Clarke toys with early fee hike

十二月 20, 2002

Ministers are considering an immediate rise in upfront tuition fees to help bridge the gap in university funding until more radical reforms are introduced.

Plans submitted to education secretary Charles Clarke would see above-inflation increases in the existing fee for the next five years. Graduates would then be expected to meet more of the costs of higher education, either through a repayment scheme or a full-blown graduate tax.

Two options are being prepared for announcement in next month's strategy document. The first would raise the £1,100 annual fee initially by inflation plus, perhaps, £100. The second would involve a steeper initial increase of up to £500.

Universities would be allowed to charge less than the maximum fee. Both models would allow for above-inflation rises in subsequent years.

Prime minister Tony Blair ruled out parents having to pay thousands of pounds in upfront fees in a Commons speech a fortnight ago. He signalled that fees would have to rise nonetheless. Mr Blair said that the money could come only from taxpayers, students or their parents.

Mr Clarke has the power, under the 1998 Teaching and Higher Education Act, to raise the annual fee above inflation. But such increases must be approved by the Commons and the House of Lords.

Increasing fees sooner rather than later would bring extra income to universities, which need nearly £10 billion more over the next three years. It would supplement the public money allocated to higher education from the government's spending review settlement for 2003-06, due to be announced alongside the strategy document. Much of this extra money will be earmarked for staff pay.

Any upfront fee rises would be integral to the government's move to a system where charges are differentiated by course, and possibly by institution. Annual fees would be capped but could be increased over time.

Upfront charging would be scrapped, with graduates repaying the cost of their studies according to their earnings.

There is still debate between ministers over the merits of a graduate tax versus a loan-repayment scheme. Either way, there is certain to be extra financial help for the poorest students.

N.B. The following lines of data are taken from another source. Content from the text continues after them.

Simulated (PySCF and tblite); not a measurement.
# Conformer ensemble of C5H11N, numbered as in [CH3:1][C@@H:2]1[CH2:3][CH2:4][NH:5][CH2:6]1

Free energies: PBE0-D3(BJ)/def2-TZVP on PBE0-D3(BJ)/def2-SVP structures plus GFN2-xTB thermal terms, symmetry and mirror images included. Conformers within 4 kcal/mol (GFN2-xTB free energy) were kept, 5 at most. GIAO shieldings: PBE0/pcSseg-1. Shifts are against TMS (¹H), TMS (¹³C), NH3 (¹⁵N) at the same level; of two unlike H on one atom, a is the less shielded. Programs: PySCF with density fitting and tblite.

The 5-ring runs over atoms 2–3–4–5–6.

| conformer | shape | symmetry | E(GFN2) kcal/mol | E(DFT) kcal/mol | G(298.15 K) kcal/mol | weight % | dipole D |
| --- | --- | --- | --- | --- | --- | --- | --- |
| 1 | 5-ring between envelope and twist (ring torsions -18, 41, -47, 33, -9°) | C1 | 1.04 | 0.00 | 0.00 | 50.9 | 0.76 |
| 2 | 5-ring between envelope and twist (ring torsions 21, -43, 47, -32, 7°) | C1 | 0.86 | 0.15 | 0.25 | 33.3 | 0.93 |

The system would require legislation. This could be introduced after the next election when the Labour Party manifesto, which rules out top-up fees, has been rewritten.

January's strategy document will also urge universities to consider whether they have the right balance between teaching and research staff.

It will ask whether students and institutions might not be better served by having teaching-only staff who, if freed from research, would have the time and expertise to deliver the level of tuition that undergraduates paying higher fees would expect.

The document will encourage higher education institutions to look at new ways to deliver courses. Options such as two-year degrees for the most able students would require more intensive learning and drive the need for dedicated teaching staff.

There may not be any discounts for two-year degrees, however, as the amount of teaching needed to gain a degree should be the same, however long it takes.

But further demarcation between teaching and research would be resisted by staff who are anxious to retain their role as practising academics, and universities worried that they could become teaching-only institutions.

Vice-chancellors' group Universities UK this week warned against teaching-only institutions in its response to Mr Clarke's higher education issues papers that were published last month.

UUK said that all higher education institutions benefited by doing research alongside teaching. It warned against any attempts to strip research degree- awarding powers from weaker research universities, which could leave them as teaching-only institutions.

Government sources signalled a move away from measures to force universities to become teaching-only institutions. But they stressed that there would be incentives that would encourage institutions to play to their strengths, whether that was in teaching, research or both disciplines.